Republican Sen. John Kennedy of Louisiana said Thursday he will vote his conscience on President Trump's judicial nominees even if it means he gets put on "double secret probation."

"I think we’re all going to vote our conscience, I know I am," Kennedy said during Thursday's Senate Judiciary Committee hearing. "If that gets me put on double secret probation, so be it."

Kennedy on Thursday voted to advance three federal appeals court nominees, who survived the committee vote and are pending before the full Senate.

After voting against one federal appeals court nominee in a full Senate vote, publicly opposing another federal judicial nominee, and slowing Kyle Duncan's nomination to the 5th Circuit Court of Appeals in New Orleans last month, Kennedy reversed course.

Kennedy announced his decision to support Duncan's nomination as pressure mounted from influential conservatives, such as Family Research Council President Tony Perkins and Louisiana Attorney General Jeff Landry. The Family Research Council is a prominent, socially conservative lobbying group.

On Thursday, Kennedy gave examples of the kinds of pressure he could face that would not cause him to change his vote on Trump's judicial nominees.

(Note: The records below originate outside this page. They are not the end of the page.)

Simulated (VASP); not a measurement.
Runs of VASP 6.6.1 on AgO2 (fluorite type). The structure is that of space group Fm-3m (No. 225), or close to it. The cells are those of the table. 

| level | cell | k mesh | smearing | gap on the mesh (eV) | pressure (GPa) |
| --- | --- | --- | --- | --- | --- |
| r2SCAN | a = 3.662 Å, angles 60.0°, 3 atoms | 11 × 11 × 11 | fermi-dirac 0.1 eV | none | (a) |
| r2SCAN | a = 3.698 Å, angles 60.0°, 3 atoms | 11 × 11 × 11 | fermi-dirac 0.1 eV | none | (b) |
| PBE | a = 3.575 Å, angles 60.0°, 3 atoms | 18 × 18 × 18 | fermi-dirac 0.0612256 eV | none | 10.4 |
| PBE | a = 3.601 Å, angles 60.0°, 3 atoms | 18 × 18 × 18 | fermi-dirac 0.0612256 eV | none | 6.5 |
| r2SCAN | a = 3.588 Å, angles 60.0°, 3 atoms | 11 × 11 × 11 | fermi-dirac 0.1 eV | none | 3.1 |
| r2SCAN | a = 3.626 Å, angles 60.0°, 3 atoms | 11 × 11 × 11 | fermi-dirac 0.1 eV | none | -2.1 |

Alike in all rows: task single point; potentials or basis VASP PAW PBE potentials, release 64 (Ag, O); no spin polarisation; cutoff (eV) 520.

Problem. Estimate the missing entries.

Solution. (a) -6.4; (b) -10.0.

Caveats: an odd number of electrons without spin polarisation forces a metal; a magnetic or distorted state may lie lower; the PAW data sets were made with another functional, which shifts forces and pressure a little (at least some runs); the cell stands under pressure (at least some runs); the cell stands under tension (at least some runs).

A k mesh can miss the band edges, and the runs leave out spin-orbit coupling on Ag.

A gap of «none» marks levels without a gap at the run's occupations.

"If [voting my conscience] means somebody comes to my office and says if you don’t vote in a particular way — hypothetically, of course — if somebody from the private sector comes to my office and says if you don’t vote in a particular way, then you’ll never raise another campaign dollar in this town again; hypothetically if that happens to me, my response is going to be you need to call somebody who cares what you think," Kennedy said. "And I think that’s going to be the response of everybody on this committee."

Kennedy also told Senate Judiciary Committee Chairman Chuck Grassley: "I’m going to start reviewing the FBI background checks on all of our nominees particularly for the courts of appeal, and I thank you and your staff for making that information available to me."

Kennedy did not explain why he made that comment.